I realize that anyone reading this who doesn't know me personally might think that the man doing the writing is an angry, bitter grump. I'll freely admit that I am something of a grouch at times, but a joyous one.
Because I use writing as a cathartic release to drain away the venom, perhaps I don't use it often enough as a celebration. I drank too much last night, and have felt hungover all day, but I'm finding that I can't stop smiling. Today I can't stop thinking about how blessed I've been to be surrounded by the people who've found themselves skiping through the years with me.
If I grump and grouch it is because I see the rough edges all the more clearly for how beautiful I find the world.
Years ago I decided to let go of the spiritual turmoil that weighed me down as I tried to make sense of it all and deal with the baggage left from intense adolescent religiosity and the burning blinding flash that confronts eye kept wide open. I reduced all my fervent prayers to the only two that I felt qualified to direct toward the universe: "wow." and "thank you."
Hiding from the rain under an awning, I ate my chili cheese dog and talked on the phone to the most beautiful boy in the world.
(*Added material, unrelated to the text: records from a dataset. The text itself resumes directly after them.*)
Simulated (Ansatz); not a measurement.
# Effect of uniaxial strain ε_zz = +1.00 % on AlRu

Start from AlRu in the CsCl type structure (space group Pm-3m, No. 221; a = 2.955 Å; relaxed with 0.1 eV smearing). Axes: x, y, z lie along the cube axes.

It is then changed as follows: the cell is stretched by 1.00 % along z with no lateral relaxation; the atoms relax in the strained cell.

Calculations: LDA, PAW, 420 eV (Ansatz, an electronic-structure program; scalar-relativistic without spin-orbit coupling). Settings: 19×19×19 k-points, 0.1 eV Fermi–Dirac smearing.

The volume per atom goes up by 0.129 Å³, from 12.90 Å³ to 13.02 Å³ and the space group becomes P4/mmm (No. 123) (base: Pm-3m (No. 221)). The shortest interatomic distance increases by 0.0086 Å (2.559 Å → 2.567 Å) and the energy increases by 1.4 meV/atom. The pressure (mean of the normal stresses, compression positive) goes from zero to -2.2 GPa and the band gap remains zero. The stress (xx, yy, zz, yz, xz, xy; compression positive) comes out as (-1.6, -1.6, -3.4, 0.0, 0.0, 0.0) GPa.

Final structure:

Mason finished tuning his mandolin and we sang "Wheels" as he played, until we heard Kat's bus blasting out musical honks to announce its arrival.
The parking meter was broken where Mason and I helped Kat park her beautiful bus.
An old lady with big round hair, dyed black but showing an inch of white at the roots, sat on her stoop and smiled at me. I smiled back.
I watered my moonvine, then it began to rain.